Mr. Reich: --The person who acts for the administrator is designated in the summary plan description, and that person... that person could be inquired of to... as to whether or not there has been an amendment.
In this case, I would suggest that there was no need, and this is the other thing that I alluded to in response to your earlier question, and that is that this... this is not some disembodied amendment that we are talking about, some document sitting out there.
This was a term that was incorporated in the document, the SP... summary plan description that the district court found to be a governing plan document and that the plaintiffs have conceded to be a... one of the two governing plan documents, the other being the plan constitution that set forth the procedure for amendment by naming the company as the amending authority.
Unknown Speaker: Well, let me step back, if I may.
If Congress didn't want to provide for anything more elaborate than the capacity of an inquirer like me to go to the administrator of the plan and say, what does it provide right now, why would it have enacted anything as elaborate as requiring an identification for a procedure for those with authority to amend?
Why wouldn't Congress simply have said, the administrator must be available to answer questions about the current state of the plan, or the administrator must have a copy of the current state of the plan at all times?
Mr. Reich: Congress did say that.
Unknown Speaker: Then why did it say this, too?
Mr. Reich: I think it's basically the outgrowth... and this is primarily for--
Unknown Speaker: May I... I'm sorry.
May I interrupt you and--
Mr. Reich: --Yes, of course.
Unknown Speaker: --ask one question before I lose it?
Isn't it the case that there could be an amendment that is not recorded with or filed with the administrator for some period of time, I forget what it is?
Mr. Reich: That is correct.
Unknown Speaker: So that if you went to the administrator and said, let me see what you've got, technically the administrator might not have every amendment?
Mr. Reich: No, I should retract my agreement.
It is not necessarily that the administrator might not have the amendment.
It is that the amendment under part 1 of title I of ERISA, under sections 102 and 104, it may... particularly, in this case, 104, it may be that the plan participants and the Secretary of Labor would not have the amendment for a period of time, up to 19 months.

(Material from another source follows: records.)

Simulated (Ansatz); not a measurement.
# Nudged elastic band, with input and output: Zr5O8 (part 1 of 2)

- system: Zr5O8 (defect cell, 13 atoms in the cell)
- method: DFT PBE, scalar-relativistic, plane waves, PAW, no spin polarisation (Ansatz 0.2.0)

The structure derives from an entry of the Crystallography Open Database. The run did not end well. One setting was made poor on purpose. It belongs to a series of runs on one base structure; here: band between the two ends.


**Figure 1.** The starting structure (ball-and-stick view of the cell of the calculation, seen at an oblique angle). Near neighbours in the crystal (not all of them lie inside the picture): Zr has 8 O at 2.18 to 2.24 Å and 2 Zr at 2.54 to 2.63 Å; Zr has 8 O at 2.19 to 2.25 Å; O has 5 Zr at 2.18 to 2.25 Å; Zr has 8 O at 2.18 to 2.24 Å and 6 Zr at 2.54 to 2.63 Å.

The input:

Unknown Speaker: But the administrator would.
Mr. Reich: And the administrator would, particularly where, as here, the administrator and the plan sponsor are one and the same.
Unknown Speaker: And that... isn't that critical to your case?
To what extent do you rely on the Government agency, one of the agencies intimately involved, the IRS, having precisely the understanding that you have about the meaning of this provision, that it addresses multiemployer plans and not single company plans?
Mr. Reich: That is correct, Justice Ginsburg.
Whether or not the Internal Revenue Service not being the agency that administers title I of ERISA as opposed to title II and some other aspects of ERISA, it is that understanding, and it has been since the inception of ERISA a clear understanding on the part of--
Unknown Speaker: Did this company do any more thinking about it than simply copy the prototype plan that IRS put out in that respect?
Mr. Reich: --Well, this wasn't... this did not adopt the prototype plan, but if it had--
Unknown Speaker: This clause.
Mr. Reich: --Well, it happens to virtually coincide with the prototype plan.
One did not come from the other.
Unknown Speaker: Mr. Reich, if we think that the Third Circuit erred in saying that there was no procedure for amending the plan here, what do we do about the identification issue?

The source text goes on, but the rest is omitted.